The condition number of $\varepsilon^\dagger$ for this system is about $30$.
This does not sound large compared to the condition numbers you might know
from linear systems.

However, this is sufficient to cause a notable slowdown, which would be even more
pronounced if we did not use Anderson, since we also would need to drastically
reduce the damping (try it!).

**Exercise:** Find the largest eigenvalue in case the Kerker preconditioner is used.
*Hint:* You can construct the operator $P^{-1} \varepsilon^\dagger$ by simply chaining the functions (`Pinv_Kerker ∘ epsilon`). Assuming that the smallest eigenvalue is about $0.8$, what is the condition number now?

If you want, repeat the exercise for `repeat = 6`. You can assume the smallest eigenvalue is still about $0.95$ or $0.8$, respectively. How does the condition number change if you double the system size?

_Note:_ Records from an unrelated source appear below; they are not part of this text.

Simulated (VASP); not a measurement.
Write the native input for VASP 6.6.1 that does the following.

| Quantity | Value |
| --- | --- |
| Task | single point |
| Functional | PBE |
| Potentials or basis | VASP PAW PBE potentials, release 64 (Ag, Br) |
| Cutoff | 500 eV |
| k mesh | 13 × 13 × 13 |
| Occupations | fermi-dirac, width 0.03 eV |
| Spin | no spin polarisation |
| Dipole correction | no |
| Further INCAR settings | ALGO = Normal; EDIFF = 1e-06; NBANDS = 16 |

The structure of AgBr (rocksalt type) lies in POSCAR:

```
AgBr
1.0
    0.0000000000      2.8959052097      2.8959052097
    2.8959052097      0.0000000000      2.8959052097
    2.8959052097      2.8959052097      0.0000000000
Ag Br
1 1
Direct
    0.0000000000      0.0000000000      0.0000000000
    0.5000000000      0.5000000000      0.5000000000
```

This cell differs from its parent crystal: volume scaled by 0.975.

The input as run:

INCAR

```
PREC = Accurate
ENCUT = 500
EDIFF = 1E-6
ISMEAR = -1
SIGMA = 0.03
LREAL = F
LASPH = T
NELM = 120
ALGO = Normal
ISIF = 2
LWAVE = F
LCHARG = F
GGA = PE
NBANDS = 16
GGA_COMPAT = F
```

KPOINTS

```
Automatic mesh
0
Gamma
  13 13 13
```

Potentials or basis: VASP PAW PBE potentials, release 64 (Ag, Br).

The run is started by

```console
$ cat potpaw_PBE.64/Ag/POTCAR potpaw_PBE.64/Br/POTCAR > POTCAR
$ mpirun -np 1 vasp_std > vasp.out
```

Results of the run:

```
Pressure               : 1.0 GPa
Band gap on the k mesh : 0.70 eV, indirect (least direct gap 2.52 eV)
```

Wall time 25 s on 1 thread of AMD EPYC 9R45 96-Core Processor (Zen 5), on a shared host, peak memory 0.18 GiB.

Keeping in mind that the condition number is linked to the convergence speed: Which is setup should be employed to keep the number of required SCF iterations independent of system size.

#### Takeaways:
- For metals the conditioning of the dielectric matrix increases steaply with system size.
- The Kerker preconditioner tames this and makes SCFs on large metallic systems feasible by keeping the condition number of order 1.

## Helium chain

To prove the point that a single preconditioner (like `KerkerMixing`) is not good for all systems,
we now consider an (insulating) chain of Helium atoms:

In [None]:
using DFTK
using LinearAlgebra

function helium_setup(repeat=40; Ecut=7.0, kgrid=[1, 1, 1])
    a = 5
    lattice = diagm(fill(a, 3))
    He = ElementPsp(:He, psp=load_psp("hgh/lda/he-q2"))
    atoms = [He => [[0.0, 0.0, 0.0]]]

    # Make supercell in pymatgen
    mg_struct = pymatgen_structure(lattice, atoms)
    mg_struct.make_supercell([1, 1, repeat])
    lattice = load_lattice(mg_struct)
    atoms = [He => [s.frac_coords for s in mg_struct.sites]];

    # Construct the model
    model = model_LDA(lattice, atoms, temperature=1e-3, symmetries=false)
    PlaneWaveBasis(model; Ecut, kgrid)
end

From running the SCFs using `KerkerMixing` seems like a bad idea:

In [None]:
scfres = self_consistent_field(helium_setup(40); tol=1e-12, mixing=KerkerMixing());

In [None]:
scfres = self_consistent_field(helium_setup(40); tol=1e-12);

**Exercise** This can be confirmed by investigating the eigenvalues. Here are some good settings for you to play on this problem. Find the condition numbers with and without `KerkerMixing` and explain the observations.

In [None]:
using KrylovKit

scfres = self_consistent_field(helium_setup(40); tol=1e-12);
epsilon, Pinv_Kerker = construct_Pinv_epsilon(scfres)

operator = epsilon

λ_large, X_large, info = eigsolve(operator, randn(size(scfres.ρ)), 2, :LM;
                                  tol=1e-3, eager=true, verbosity=2)
@assert info.converged ≥ 2
λ_max = maximum(real.(λ_large))
    
λ_small, X_small, info = eigsolve(operator, randn(size(scfres.ρ)), 2, EigSorter(abs, rev=false);
                                  tol=1e-3, eager=true, verbosity=2)
@assert info.converged ≥ 2
λ_min = minimum(real.(λ_small))

println("Smallest eigenvalue: $(λ_min)")
println("Largest eigenvalue:  $(λ_max)")

In [None]:
@show λ_min
@show λ_max
cond = λ_max / λ_min
@show cond

#### Takeaways:
- For insulating systems the best approach is to not use any mixing.
- **The ideal mixing** strongly depeends on the dielectric properties of system which is studied (metal versus insulator versus semiconductor).
- A more detailed discussion as well as some ideas how to deal with inhomogeneous systems (where both metals and insulators coexist) is given in [a recently published paper](https://doi.org/10.1088/1361-648X/abcbdb).